AWS ParallelCluster Auto Scaling
The auto scaling strategy described here applies to HPC clusters that are deployed with one of the supported traditional job schedulers, either SGE, Slurm or Torque. When deployed with one of these schedulers, AWS ParallelCluster implements the scaling capabilities by managing the Auto Scaling Group (ASG) of the compute nodes, and then changing the scheduler configuration as needed. For HPC clusters that are based on AWS Batch, AWS ParallelCluster relies on the elastic scaling capabilities provided by the AWS-managed job scheduler. For more information, see What Is Amazon EC2 Auto Scaling in the Amazon EC2 Auto Scaling User Guide.
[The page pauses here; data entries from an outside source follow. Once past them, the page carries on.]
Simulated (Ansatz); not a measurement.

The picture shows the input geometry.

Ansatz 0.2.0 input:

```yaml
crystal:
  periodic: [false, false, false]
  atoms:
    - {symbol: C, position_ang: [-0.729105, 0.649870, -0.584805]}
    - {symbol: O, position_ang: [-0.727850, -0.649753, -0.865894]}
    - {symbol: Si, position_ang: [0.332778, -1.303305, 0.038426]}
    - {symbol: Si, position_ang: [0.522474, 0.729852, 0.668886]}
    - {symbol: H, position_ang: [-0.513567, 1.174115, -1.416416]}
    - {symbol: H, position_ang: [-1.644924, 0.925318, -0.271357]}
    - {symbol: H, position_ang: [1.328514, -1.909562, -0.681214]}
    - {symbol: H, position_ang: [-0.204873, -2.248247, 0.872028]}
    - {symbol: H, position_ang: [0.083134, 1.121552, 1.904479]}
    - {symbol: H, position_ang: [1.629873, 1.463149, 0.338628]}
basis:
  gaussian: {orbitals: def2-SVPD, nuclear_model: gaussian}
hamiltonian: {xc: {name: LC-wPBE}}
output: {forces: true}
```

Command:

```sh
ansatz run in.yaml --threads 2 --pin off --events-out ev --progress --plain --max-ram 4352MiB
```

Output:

Clusters deployed with AWS ParallelCluster are elastic in several ways. Setting the
initial_queue_size
specifies the minimum size value of the ComputeFleet ASG, and also the desired
capacity value. Setting the max_queue_size
specifies the maximum size value of the ComputeFleet
ASG.

Scaling Up
Every minute, a process called jobwatcher
runs
on the master instance. It evaluates the current number of instances required by the
pending jobs in the queue. If
the total number of busy nodes and requested nodes is greater than the current desired
value in the ASG, it adds more
instances. If you submit more jobs, the queue is re-evaluated and the ASG is updated,
up to the specified
max_queue_size
.
With an SGE scheduler, each job requires a number of slots to run (one slot corresponds
to one processing unit,
for example, a vCPU). To evaluate the number of instances that are required to serve
the currently pending jobs, the
jobwatcher
divides the total number of requested slots by the capacity of a single compute node.
The
capacity of a compute node that corresponds to the number of available vCPUs depends
on the Amazon EC2 instance type that
is specified in the cluster configuration.
With Slurm and Torque schedulers, each job might require both a number of nodes and
a number of slots per node,
depending on circumstance. For each request, the jobwatcher
determines the number of compute nodes that
are needed to fulfill the new computational requirements. For example, let's assume
a cluster with
c5.2xlarge
(8 vCPU) as the compute instance type, and three queued pending jobs with the following
requirements:
-
job1: 2 nodes / 4 slots each
-
job2: 3 nodes / 2 slots each
-
job3: 1 node / 4 slots each
In this example, the jobwatcher
requires three new compute instances in the ASG to serve the three
jobs.
Current limitation: auto scale up logic does not consider partially loaded busy nodes. i.e. A node that is running a job is considered busy even if there are empty slots.
Scaling Down
On each compute node, a process called nodewatcher
runs
and evaluates the idle time of the node. An instance is terminated when both of the
following conditions are met:
-
An instance has no jobs for a period of time longer than the
scaledown_idletime
(the default setting is 10 minutes) -
There are no pending jobs in the cluster
To terminate an instance, nodewatcher
calls the TerminateInstanceInAutoScalingGroup API call,
which removes an instance if the size of the ASG is at least the minimum ASG size.
This process scales down a cluster
without affecting running jobs. It also enables an elastic cluster, with a fixed base
number of instances.
Static Cluster
The value of auto scaling is the same for HPC as with any other workloads. The only
difference is that AWS ParallelCluster has code that makes it interact more
intelligently.
For example, if a static cluster is required, you set the initial_queue_size
and
max_queue_size
parameters to the exact size of cluster that is required,. and then
you set the maintain_initial_size
parameter to true. This causes the ComputeFleet
ASG to have the same value for minimum, maximum, and desired capacity.